District court case to determine what is included under Mobile Home Park Act
A district court case moving through the justice system will determine what exactly constitutes a mobile home park under the Colorado Mobile Home Park Act and whether a park formerly known as Vallecito Lodging – now Vallecito Resorts – was illegally acquired. (Durango Herald file)

Parties involved in a residential dispute in Vallecito were given 60 days to determine whether units at the property are considered mobile homes under definition of the law.

CC5 Vallecito LLC and Advanced Outdoor Solutions are defendants in a lawsuit filed on behalf of 19 residents of the park, located at 13030 County Road 501, who claim CC5 illegally acquired ownership of the park, wrongfully terminated residents’ leases and attempted to force out residents.

On Wednesday, plaintiffs argued CC5 and AOS are attempting to stall the case by requesting a stay until a similar case in Denver District Court is completed, and that the defendants failed to present documents that could reveal intentions in acquiring the park and not performing maintenance and repairs in a timely manner.

The defendants argued the Denver case, which involves the Colorado Department of Local Affairs, will produce a state decision, and it is best to let that case resolve before continuing forward with the case involving CC5 and AOS. Kim Perdue, a partner at Southwest Water and Property Law LLC and the attorney representing the 19 residents, said the Denver court has no jurisdiction over proceedings in La Plata County.

District Judge Suzanne Carlson said the Denver case could end up being appealed and possibly make its way to the Colorado Supreme Court.

Perdue and the defending attorneys agreed the crux of the case is whether Vallecito Resort is actually a mobile home park as defined by Colorado’s Mobile Home Park Act.

Perdue said at least five mobile home units must be permanently installed on a premises for the definition of a mobile home park to apply under the Mobile Home Park Act, and in the case of Vallecito Resort, more than five units – including all of the 19 plaintiffs’ homes – are permanent mobile homes.

Carlson said CC5 and AOS have 60 days to determine through an expert if the plaintiffs’ homes are mobile homes or not. She said she agrees with Perdue in that expert testimony does not need to stall any longer than that, noting that once fall hits and snow returns, the process “just becomes endless.”

Vallecito Resort closes for the winter – a point defendants stressed supports the argument it is a summer campground. But Perdue argued the plaintiffs’ units in the park are permanent installations, which supports the argument they fit the Mobile Home Park Act’s definition of mobile homes.
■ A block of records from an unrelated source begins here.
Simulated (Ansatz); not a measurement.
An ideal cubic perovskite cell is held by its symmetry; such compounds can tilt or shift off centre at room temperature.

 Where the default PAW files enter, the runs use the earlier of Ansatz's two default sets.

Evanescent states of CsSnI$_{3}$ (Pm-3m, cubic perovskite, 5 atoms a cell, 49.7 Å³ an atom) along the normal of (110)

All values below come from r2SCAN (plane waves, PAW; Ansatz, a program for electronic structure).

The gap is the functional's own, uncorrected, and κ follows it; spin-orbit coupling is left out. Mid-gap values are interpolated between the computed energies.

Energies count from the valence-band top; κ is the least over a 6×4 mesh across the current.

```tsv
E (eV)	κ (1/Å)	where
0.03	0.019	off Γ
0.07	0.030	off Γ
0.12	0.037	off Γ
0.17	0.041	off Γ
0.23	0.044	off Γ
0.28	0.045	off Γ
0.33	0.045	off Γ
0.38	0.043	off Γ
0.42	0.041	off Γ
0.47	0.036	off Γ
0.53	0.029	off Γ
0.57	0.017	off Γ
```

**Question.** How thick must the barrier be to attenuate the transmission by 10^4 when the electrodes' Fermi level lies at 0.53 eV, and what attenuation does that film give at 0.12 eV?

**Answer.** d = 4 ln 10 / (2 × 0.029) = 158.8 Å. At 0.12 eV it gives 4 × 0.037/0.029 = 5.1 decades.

Attorneys for CC5 and AOS argued the park was presented as a campground or a seasonal RV park to CC5 when it was purchased; it was never disclosed as a mobile home park to the new owner and that certain financial documents requested in discovery are irrelevant and contain proprietary business information.

Carlson granted the defendants a stay on discovery but said documents about maintenance and repairs need to be turned over and should have been some time ago. She will let Perdue and defendants work together to determine what specific information should be turned over; the court can address any unresolved issues afterward. Perdue requested the court put a deadline on that action, and Carlson set one for May 19.

The judge approved the plaintiffs’ request to file a motion for an affidavit of attorney fees after Perdue argued the delay in receiving relevant documents from CC5 and AOS is costing her clients money, and the defendants should be responsible for those costs. The defendants will have 21 days to file an objection.

“I want to hear about any remaining entries on discovery by next Friday as well as the attorney fee affidavit from Ms. Perdue,” the judge said.

Sheri Sperline, a resident of Vallecito Resort and plaintiff against CC5 and AOS, attended the hearing on Wednesday. In an interview with The Durango Herald, she said CC5 and AOS are trying to kick people out of the park.

“They do everything they can so we can’t sell our places,” she said. “They’re trying to force us to move on. Raised our rent against orders from the state saying they couldn’t.”

She said she purchased a home at the park to be closer to her dad, who lives in the park, after her mom died in 2022.

“It’s gotten to where we don’t even want to be back in the park because of the harassment,” she said. “My dad couldn’t use his front door because he had a branch hanging over the door for a year, which they finally removed (a couple days ago). It took a year.”

The lawsuit is “financially killing us,” she said. She would be content if Vallecito Resort adhered to the Mobile Home Park Act.

“We were happy with the way it was,” she added.

Perdue said the Mobile Home Park Act is intended to secure affordable housing, but it’s also meant to protect residents’ investments in their mobile homes, which lose their value if a lease or license can be terminated without notice.

“Another point I think is important is that each and every one of the plaintiffs’ homes has a title as a manufactured home. Which is one of the categories under which a home is defined as a mobile home,” she said.